The first exhibition in the new spaces features photographs of Martine Franck, Cartier-Bresson’s wife, who established the foundation
The Henri Cartier-Bresson Foundation’s new venue. Source: Fondation Henri Cartier-Bresson/The Art Newspaper
The Henri Cartier-Bresson Foundation run by François Hébel and the artistic director Agnès Sire has moved from Montparnasse to the Marais. It is now located close to the Centre Pompidou and the Musée Picasso, according to the Art Newspaper.
Gallery spaces featuring Cartier-Bresson’s works and temporary exhibitions are on the ground floor. The archive of prints and negatives, which were stored at four different sites, is situated on the first floor.
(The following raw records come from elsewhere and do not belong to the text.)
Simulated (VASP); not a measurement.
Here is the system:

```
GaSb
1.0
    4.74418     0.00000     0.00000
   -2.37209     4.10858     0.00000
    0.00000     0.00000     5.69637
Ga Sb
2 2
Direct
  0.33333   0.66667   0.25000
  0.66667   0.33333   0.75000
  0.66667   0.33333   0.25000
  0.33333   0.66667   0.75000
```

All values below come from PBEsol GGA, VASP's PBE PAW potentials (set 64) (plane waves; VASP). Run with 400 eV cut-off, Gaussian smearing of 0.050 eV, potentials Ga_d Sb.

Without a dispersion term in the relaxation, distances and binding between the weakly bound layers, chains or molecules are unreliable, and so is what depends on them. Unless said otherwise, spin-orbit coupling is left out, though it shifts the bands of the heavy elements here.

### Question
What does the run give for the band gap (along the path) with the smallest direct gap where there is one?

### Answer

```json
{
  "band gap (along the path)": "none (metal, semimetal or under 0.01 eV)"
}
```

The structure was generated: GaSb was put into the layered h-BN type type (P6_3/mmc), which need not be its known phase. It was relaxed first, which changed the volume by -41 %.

The relocation was made possible through the sale of 100 Cartier-Bresson’s photographers for €2 million at Christie’s in 2011.
The exhibition titled Martine Franck: a Retrospective, which runs until February 10, features 140 works – images of social and political movements, portraits of artists and writers and photos made during travels, including trips to a monastery in Nepal and a temple in Kyoto. “Both Martine and Henri were Buddhists,” Sire explains.
Frank was 30 years younger that Cartier-Bresson. Franck worked for the Vu photo agency in 1970 and helped found the agency Viva. In 1986, she joined the Magnum agency founded by Cartier-Bresson and Robert Capa.
In 2002, two years before Cartier-Bresson’s death, she used money she inherited from her father to set up the Henri Cartier-Bresson Foundation.
The next show will feature works by the South African photographer Guy Tillim, who won the foundation’s award in 2017.